In covering the business side of cell-cultured meat, Purdy could have written a hagiographic account of Tetrick and Just; refreshingly, he chose not to. This could have been another Steve Jobs-type story no one needs, where a visionary has a great idea that will change the world and then, after the world gets changed — wait for it — said visionary gets really rich too. Then, as Americans, we're left undecided as to whether we admire the accomplishment or the wealth more. Instead, Purdy's book reads more realistically, like the teasing out of a tangled dance among entrenched meat producers, a few ambitious start-ups, early pioneers, regulatory complications and consumer skepticism.

It's the lack of heroes that, in part, makes this such an interesting story and topic. Tetrick knew from his early years that he cared about animal welfare and that he wanted to do something good for the world. He drifted through law school and still was unsure about a proper course for his life. He decided on cell-cultured meat as a cause and business because he saw opportunity and it aligned with his values — and so he decided to take it. And in the depiction of Tetrick, Purdy is careful to allow him to tell his story, as well as capture others' stories of him, some of which are unflattering. Meat, however, stays front and center in this story. It keeps you hungry.

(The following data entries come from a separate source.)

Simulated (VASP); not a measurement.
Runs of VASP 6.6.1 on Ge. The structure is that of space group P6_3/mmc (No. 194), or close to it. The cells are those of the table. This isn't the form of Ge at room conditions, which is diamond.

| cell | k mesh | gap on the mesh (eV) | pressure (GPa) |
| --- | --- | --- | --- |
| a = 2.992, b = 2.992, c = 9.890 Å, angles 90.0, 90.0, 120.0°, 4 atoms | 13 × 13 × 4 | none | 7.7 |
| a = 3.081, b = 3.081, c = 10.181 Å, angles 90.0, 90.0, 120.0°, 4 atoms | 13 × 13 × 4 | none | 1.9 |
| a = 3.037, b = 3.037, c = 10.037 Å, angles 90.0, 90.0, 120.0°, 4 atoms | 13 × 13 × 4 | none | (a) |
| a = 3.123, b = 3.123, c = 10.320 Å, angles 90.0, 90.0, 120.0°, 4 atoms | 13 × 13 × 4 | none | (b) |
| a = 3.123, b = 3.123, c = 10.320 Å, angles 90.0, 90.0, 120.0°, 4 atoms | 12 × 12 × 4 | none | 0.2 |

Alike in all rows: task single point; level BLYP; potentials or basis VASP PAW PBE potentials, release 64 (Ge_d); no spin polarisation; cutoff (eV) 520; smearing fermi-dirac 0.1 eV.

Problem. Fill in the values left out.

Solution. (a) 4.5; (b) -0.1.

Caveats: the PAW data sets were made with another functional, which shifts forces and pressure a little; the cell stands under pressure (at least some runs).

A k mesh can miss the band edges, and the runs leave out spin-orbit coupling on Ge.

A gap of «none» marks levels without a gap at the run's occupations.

Still, there's the moral and ethical matter of manipulating nature to serve human ends. Sure, other forms of this kind of manipulation go by the names "civilization" or "technology," but the issues arising from cell-cultured meat aren't minor. Essentially it's cloning. Purdy asks Peter Singer, a Princeton University bioethics professor and the author of Animal Liberation, whether growing meat in vats violates the natural order and if he has a problem with it. "No, I don't, to be honest," Singer says. "I think we can and always have striven to do better than nature. ... I don't think nature is in any way a gold standard."

Alice Waters, famous chef of Chez Panisse in Berkeley, Calif., sees things differently. She tells Purdy: "I really think of my food as deeply connected to nature. It has to do with seasonality; it has to do with a complexity of soil that grows the vegetables that the animals eat. I think it's what nourishes us." This might be true, but most people don't (and can't) get their meat locally sourced, even if that would be ideal. Sustainable consumption of meat might just require more cell-cultured meat than its livestock-harvested antecedent.

Purdy rightly leaves the humans vs. nature debate aside, though, after teasing out the positions, and gets back to the big question: What is meat? Philosopher Friedrich Nietzsche wrote that "there is no feast without cruelty," but he clearly did not live to see the still ambiguous but encouraging promise of cell-cultured meat. Meat, oddly enough, might just be what we agree meat is. Heretofore it was the flesh of a dead animal. Now it can be engineered in a lab to have the same properties that a living animal's flesh would have.

If the taste and texture are the same and if the cost is manageable, why not? Now, when someone says, "It tastes like chicken," you can say: "It is chicken." It's grilling without the killing.

Nicholas Cannariato is a writer and editor based in Chicago.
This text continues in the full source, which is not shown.